One of the hits of the summer season in New York is bound to be British artist Martin Creed’s new exhibition at the Park Avenue Armory, which surveys decades of the often-provocative artist’s career. In this video, the Turner Prize-winning artist and musician treats us to a solo performance of his song “Understanding,” and talks about his ingenious intervention in the Armory’s giant drill hall, which turns the 55,000-square-foot area into a magical space simply by means of the opening and closing of a door.

“I’m just a little guy in the world,” Creed says, describing the anxiety he felt when he was faced with the task of creating a work in the hall’s vast expanse.

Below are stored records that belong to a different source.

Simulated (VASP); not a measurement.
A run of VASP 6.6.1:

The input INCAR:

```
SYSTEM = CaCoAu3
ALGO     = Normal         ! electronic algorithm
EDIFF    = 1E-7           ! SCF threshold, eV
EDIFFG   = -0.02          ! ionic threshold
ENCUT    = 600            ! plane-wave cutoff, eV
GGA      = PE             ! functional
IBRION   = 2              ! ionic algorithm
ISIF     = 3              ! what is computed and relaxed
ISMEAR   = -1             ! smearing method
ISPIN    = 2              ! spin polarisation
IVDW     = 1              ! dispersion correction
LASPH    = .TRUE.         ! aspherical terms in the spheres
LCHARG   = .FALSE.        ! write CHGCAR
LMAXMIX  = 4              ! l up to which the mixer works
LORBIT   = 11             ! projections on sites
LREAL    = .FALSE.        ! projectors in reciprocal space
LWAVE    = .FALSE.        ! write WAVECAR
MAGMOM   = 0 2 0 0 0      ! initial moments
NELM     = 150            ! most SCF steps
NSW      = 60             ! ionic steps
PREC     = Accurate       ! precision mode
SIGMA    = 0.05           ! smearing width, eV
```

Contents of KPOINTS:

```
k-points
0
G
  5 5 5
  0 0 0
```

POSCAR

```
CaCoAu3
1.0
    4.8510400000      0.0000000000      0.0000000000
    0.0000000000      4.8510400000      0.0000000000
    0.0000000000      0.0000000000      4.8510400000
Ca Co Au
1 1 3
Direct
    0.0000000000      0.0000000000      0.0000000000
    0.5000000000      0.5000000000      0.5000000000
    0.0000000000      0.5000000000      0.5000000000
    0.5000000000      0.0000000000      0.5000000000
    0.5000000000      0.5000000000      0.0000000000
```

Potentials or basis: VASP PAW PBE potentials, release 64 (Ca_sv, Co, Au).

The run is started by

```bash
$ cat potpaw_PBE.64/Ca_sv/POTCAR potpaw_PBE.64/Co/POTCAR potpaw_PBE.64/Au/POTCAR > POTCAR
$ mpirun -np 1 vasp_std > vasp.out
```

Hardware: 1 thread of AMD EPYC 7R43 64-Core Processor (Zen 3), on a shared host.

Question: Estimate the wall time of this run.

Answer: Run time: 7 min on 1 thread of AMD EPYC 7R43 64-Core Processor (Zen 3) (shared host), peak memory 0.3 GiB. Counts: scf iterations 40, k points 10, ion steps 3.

Creed also talks about the crowd-pleasing, Instagram-ready work Half the Air in a Given Space (2015), in which one 50 percent of one of the Armory’s period rooms is taken up by balloons.

“I thought, ‘The room is full of air, and air takes the shape of the room, and it takes the shape of the space between people. If I could find a way to of making air visible, maybe that could be the work,” he says.

Co-curated by Tom Eccles, the director of the Center for Curatorial Studies at Bard College, in Annandale-on-Hudson, New York, and Hans Ulrich Obrist, artistic director of London’s Serpentine Gallery, the show takes place throughout the Armory’s whole first floor and features dozens of works in multifarious formats, stretching back as far as the 1980s. 

“Martin Creed: The Back Door” is on view at the Park Avenue Armory through August 7, 2016.